Quote:
Originally Posted by andrew You've been on what, one date? It's dating, you're supposed to date numurous people. Then after a while you find you like one particular person the most, you eventually cut ties with the others and start a one on one relationship.
I can understand if it's been like a year or 2, but you just started dating, I don't see what the problem is. He really doesn't need to be justifying himself like that though, and in such lost his chances with you. If you prefer to be one on one right away, it's your choice, but it will take you a lot longer to find that *one special someone* that way than it would be to see a few people here and there and be open about it. |
I didn't mean to sound selfish about it. I just figured I'd back off since he's already been with both of these other girls for years and I don't feel like trying to compete in the "girlfriend" area, when there are other guys out there who are not in an established relationship at this time. I understand that at first people can date multiple people--but that's not what this particular situation is about.

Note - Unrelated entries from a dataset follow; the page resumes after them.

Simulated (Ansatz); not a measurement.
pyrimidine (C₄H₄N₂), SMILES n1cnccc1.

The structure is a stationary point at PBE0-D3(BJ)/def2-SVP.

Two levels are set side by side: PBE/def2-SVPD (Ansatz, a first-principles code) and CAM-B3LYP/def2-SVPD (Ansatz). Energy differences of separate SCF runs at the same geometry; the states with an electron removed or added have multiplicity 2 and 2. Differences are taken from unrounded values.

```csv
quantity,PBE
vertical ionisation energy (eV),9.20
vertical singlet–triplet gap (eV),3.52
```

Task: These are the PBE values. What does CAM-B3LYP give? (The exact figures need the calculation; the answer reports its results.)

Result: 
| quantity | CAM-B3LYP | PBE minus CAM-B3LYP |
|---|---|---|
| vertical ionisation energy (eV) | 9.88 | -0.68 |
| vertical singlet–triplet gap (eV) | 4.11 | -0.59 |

@Michael Chui: To respond to your earlier post--I understand where you're coming from. Love is not finite. However, I'd rather give this guy my love as friendship than as romantic love now that I know about the situation. This is because I would not be comfortable with the situation. Instead of "splitting the child" as in the parable you cited, I will be like the mother who let the child go to the other woman, and give up my claim to him.
In my case, I am looking for a one-on-one romantic relationship, but new friends are always welcome.